Martin also requested Hines' address, directions to his residence, and his telephone number from Cabler during the conversation. Before the taped conversation, Officer James Groves had obtained information from Cabler that Hines had a stolen pistol in his possession. On investigation, Groves recovered the stolen pistol and took a statement from Hines implicating Cabler in a series of burglaries. We will first address Martin's claim of ineffective assistance of counsel. We will then address Martin's sufficiency points of error together.

1) Ineffective Assistance of Counsel

Martin's ineffective assistance of counsel claim focuses on defense counsel's failure to object to inadmissible evidence. Martin's thirteen arguments can be grouped into four general categories: A) irrelevant evidence, B) improper opinion testimony, C) improper closing arguments, and D) improper admission of an irrelevant penitentiary (pen) packet. According to Martin, the combined effect of these errors resulted in the jury convicting him for the burglaries and other bad acts, rather than for retaliation.

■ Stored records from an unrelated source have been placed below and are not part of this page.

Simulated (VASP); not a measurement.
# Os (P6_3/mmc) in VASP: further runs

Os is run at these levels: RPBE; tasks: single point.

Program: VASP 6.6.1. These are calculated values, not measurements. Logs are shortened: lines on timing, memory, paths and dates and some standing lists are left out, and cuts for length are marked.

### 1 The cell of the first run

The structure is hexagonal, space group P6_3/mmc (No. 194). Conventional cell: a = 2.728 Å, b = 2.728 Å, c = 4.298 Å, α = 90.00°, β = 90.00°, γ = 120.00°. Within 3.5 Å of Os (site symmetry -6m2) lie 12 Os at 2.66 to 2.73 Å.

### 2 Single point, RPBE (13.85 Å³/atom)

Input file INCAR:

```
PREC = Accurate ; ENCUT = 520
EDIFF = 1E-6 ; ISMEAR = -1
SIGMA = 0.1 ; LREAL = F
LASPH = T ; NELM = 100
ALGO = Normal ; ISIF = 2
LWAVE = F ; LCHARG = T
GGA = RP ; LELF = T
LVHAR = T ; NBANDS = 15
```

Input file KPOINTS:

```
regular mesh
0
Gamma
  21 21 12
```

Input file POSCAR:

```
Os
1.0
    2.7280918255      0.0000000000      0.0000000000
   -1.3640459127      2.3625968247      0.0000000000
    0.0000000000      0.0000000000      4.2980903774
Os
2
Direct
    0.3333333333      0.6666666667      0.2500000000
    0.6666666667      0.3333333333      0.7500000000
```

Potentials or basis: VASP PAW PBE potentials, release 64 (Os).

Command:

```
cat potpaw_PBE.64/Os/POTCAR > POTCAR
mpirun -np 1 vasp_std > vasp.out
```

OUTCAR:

Both the United States and the Texas Constitutions confer a right to effective representation by counsel. U.S. Const. amend. VI; Tex. Const. art. I, 10. If counsel's performance is ineffective, the conviction cannot stand. The Texas Court of Criminal Appeals has held that the Texas Constitution does not impose a higher standard than the Sixth Amendment. Jackson v. State, 877 S.W.2d 768, 771 (Tex. Crim. App. 1994); Hernandez v. State, 726 S.W.2d 53, 56 57 (Tex. Crim. App. 1986). The Sixth Amendment standard, established by Strickland, requires a defendant alleging ineffective assistance of counsel to show that his or her counsel's performance at trial was deficient and that counsel's deficient performance prejudiced his or her defense. See Strickland v. Washington, 466 U.S. 668 (1984); see also Bone v. State, 77 S.W.3d 828, 833 (Tex. Crim. App. 2002). An ineffective assistance of counsel claim cannot be based on a difference of opinion concerning strategy. "[T]he defendant must prove, by a preponderance of the evidence, that there is . . . no plausible professional reason for a specific act or omission." Bone, 77 S.W.3d at 836.

Various factors should be considered in determining whether counsel was effective, including pretrial motions, voir dire examination, cross-examination, production of defense witnesses, objections, final argument, post-trial procedure, and the degree of counsel's knowledge of the facts surrounding the case. Moya v. State, 661 S.W.2d 325, 328 (Tex. App. Corpus Christi 1983, no pet.). A failure to object to inadmissible evidence is an act of omission that may give rise to ineffective assistance of counsel. Alvarado v. State, 775 S.W.2d 851 (Tex. App. San Antonio 1989, pet. ref'd). Martin argues that, throughout the trial, defense counsel allowed the State to offer inadmissible evidence and to make improper arguments.

A) Irrelevant Evidence

Throughout the trial, irrelevant evidence was admitted without objection. Irrelevant prejudicial testimony informed the jury that Martin had a criminal record. Martin argues that the testimony concerning the string of burglaries and his friend Cabler's participation in such crimes was irrelevant and prejudicial. Also, irrelevant statements were not removed from the tape recorded conversation.

First, irrelevant evidence was introduced which informed the jury that Martin had a criminal record. During the testimony of Officer Groves, the following exchange occurred:

[State]: Now when you heard the statement about him going to kill Mr. Hines, the defendant in this case was going to kill Mr. Hines, how did you feel?

[Groves]: I felt like Mr. Hines' life was in--was threatened, especially after I looked at his record.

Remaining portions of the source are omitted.